If Macron has won the battle, he hasn’t yet won the war
French President Emmanuel Macron shocked his country – and the world – when he called a snap election last month, immediately after his party was trounced by the far-right National Rally (RN) in the vote for the European Parliament. Aside from a small group of advisers, Macron warned no one, not even his prime minister, Gabriel Attal. Yet the move seemed carefully planned. And for Macron, it worked well enough, because defeat did not become debacle.
Since the legislative elections in 2022, Macron had only a plurality in the National Assembly. But by picking up votes on the left or on the right – or legislating by decree – his government enacted significant reforms, not least raising the retirement age from 62 to 64 and tightening immigration. But, as Macron confessed to his father two months ago, to his mind the National Assembly had become “ungovernable,” adding that he was going to dissolve it. He was looking for a way out. Either way, his government was facing a vote of no-confidence after the summer recess and was likely to fall. Better to take the bull by the horns.
When Macron was first elected in 2017, he seemed to be a bulwark against the far-right populist wave that was crashing through the West, first knocking the United Kingdom out of Europe and then lifting Donald Trump to power in the United States. Macron beat Marine Le Pen of the National Front (as RN was then known) by a landslide, 66% to 34%, and repeated the feat five years later, winning 59% of the vote.
But Macron’s popularity has since waned, while support for RN has surged. The writing was already on the wall in the 2019 European elections, when National Rally pushed Macron’s party into second place, 23% to 22%. Five years later, it wasn’t even close: in June’s European Parliament election, RN won 31%, more than double Renaissance’s 15%.
Macron’s apparent rationale for immediately dissolving the National Assembly was that by putting the spotlight on RN during a short election campaign, Le Pen’s party would start to crack. With another three years to go on his presidency, better to face the RN now and try to take the wind out of their sails than to allow their vote to continue to increase and carry Le Pen to the Elysée in 2027.

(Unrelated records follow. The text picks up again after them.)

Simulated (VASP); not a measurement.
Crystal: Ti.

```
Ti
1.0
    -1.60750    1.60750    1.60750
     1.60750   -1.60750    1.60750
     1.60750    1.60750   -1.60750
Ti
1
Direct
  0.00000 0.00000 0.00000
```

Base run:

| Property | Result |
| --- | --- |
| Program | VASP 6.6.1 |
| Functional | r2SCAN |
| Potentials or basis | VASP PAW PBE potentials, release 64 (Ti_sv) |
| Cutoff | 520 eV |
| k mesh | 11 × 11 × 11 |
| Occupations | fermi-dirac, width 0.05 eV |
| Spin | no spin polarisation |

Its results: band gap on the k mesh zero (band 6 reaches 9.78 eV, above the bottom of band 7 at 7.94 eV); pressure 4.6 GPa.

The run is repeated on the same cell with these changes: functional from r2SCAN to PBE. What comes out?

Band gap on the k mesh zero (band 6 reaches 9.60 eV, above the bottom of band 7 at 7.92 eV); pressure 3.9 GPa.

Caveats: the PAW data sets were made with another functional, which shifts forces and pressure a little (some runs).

During the first round of voting, chinks started to appear, not least the fact that RN walked back many of its landmark policies. A “national preference” for French citizens over foreigners for jobs, housing, and welfare? Not anymore (only that dual citizens are to be excluded from strategic positions within the French state). The reduction of value-added tax to 5.5%? Only on gas, petrol, and electricity. Retirement at 60? Actually, in some cases, RN will increase the minimum age to 66. Leaving the European electricity market? Maybe yes, maybe no, depending on who you ask. Only on immigration has RN been consistent, although much of what it proposes has already been done.
Nonetheless, RN won the election’s first round handily, with 33% of the vote, while Macron’s Ensemble (Together) coalition finished not second but third, behind the hastily cobbled-together left-wing alliance, the New Popular Front, which received 28%. Yet the presidential coalition increased its share of the vote by five percentage points compared to the European election, winning 20%, owing partly to high turnout.
In the second round, the chinks became cracks, with the campaign revealing the alarming number of neo-Nazis, racists, and antisemites still within the RN camp, and the seeming incompetence and lack of preparedness of many of their candidates. The Russian question also re-appeared (Le Pen’s 2017 presidential bid received financial support from the Kremlin), with Russia’s foreign ministry publicly declaring support for Jordan Bardella, RN’s new president.
In the end, RN never came close to achieving an absolute majority, falling well short of the required 289 deputies. In fact, it finished third, behind the New Popular Front and Ensemble, which did much better than expected. Today the dominant force in the National Assembly is not the far right but the left, although none of the voting blocs – left, center, and far right – has an absolute majority.
So, now what?
Although the possibility of a technocratic government, to see out the Olympic Games, has been mooted, the likelier scenario is an agreement among the “republican” parties, stretching from the Communists through to the Greens, Socialists, centrists, and conservatives, together with a political program for the next year.
This type of grand coalition has been foreign to French politics since the founding, under Charles de Gaulle, of the Fifth Republic, with its strong president. But it was a feature of the Third and Fourth Republics, and is hardly foreign to other European countries. The last couple of years, when Macron’s government has lacked a parliamentary majority, prefigured the potential of such an arrangement.
Ironically, it was just such a grand coalition that lifted Macron to the presidency in the first place, back in 2017. Three years is a long time in politics, and the challenge for the next government, whichever form it takes, is to resolve the cost-of-living crisis. If Macron has won this battle, he hasn’t yet won the war.